Telecom New Zealand will reportedly cut hundreds of jobs, following a tough second half in 2012 for the company.
Written by Josh Taylor, Contributor

Telecom New Zealand CEO Simon Moutter has flagged that hundreds of jobs are set to go from the telco, after reporting a half-year net profit of NZ$156 million, up from NZ$99 million the previous year, but with a drop in revenue of 9.5 percent.

The comparison is complicated, the company said, because Telecom New Zealand demerged with its fixed broadband wholesale company Chorus at the end of 2011. The original net profit would be NZ$163 million, versus NZ$129 million at the end of 2011.

Moutter reportedly told journalists on Friday morning that job cuts at the telco will be "well into the hundreds", with more details to be announced in the next three months. The company employs around 7,000 staff.

New Zealand Labour IT spokesperson Clare Curren criticised the move to cut jobs, saying that the high-skilled, high-paid positions are of the sort the country's economy needs.

"Where are these workers going to find new jobs? Unemployment is at 6.9 percent, and in the last three months of 2012, 33,000 people gave up on the labour market altogether," she said in a statement. "Their prospects are bleak."

The company's chairman Mark Verbiest said that Telecom NZ is in the process of shifting away from being a fixed and mobile infrastructure company to being more mobile and data centric.

"Behind the headline numbers, our business is changing significantly. Mobile revenue is higher on the back of demand growth, and there has been good growth in net customer connections since the closure of the CDMA network. On the other hand, fixed calling revenue has continued to decline in line with industry trends and following a strategic decision by our Australian unit AAPT to rationalise some low-margin business," he said in a statement.
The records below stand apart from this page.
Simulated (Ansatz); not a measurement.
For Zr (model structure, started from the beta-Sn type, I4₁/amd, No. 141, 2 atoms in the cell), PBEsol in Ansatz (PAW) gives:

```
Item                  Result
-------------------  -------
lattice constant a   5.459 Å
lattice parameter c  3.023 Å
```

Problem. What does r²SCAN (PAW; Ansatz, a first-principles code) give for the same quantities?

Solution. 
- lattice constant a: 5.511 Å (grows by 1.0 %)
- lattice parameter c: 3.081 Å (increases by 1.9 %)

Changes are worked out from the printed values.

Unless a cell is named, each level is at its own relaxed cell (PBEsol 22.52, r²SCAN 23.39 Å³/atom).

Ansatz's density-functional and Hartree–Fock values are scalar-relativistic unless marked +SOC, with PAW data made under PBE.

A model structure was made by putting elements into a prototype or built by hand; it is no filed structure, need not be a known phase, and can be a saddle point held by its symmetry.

"These revenue shifts reflect the major global trends as the telecommunications sector is becoming increasingly focused on mobile and data."

The company's Australian business, AAPT, also struggled in the half, reporting a 28.9 percent decline in operating revenue from NZ$370 million in the last six months of 2011 to NZ$263 million in the last six months of 2012.

Telecom New Zealand added 158,000 new WCDMA connections in the half, although the company's total customer base declined due to the closure of its legacy CDMA network. Telecom also added 13,000 new retail broadband connections.

Moutter said that the company's 3G network now covers 97 percent of the New Zealand population, and under the government's Rural Broadband Initiative, Telecom New Zealand would be rolling out 120 new cell sites.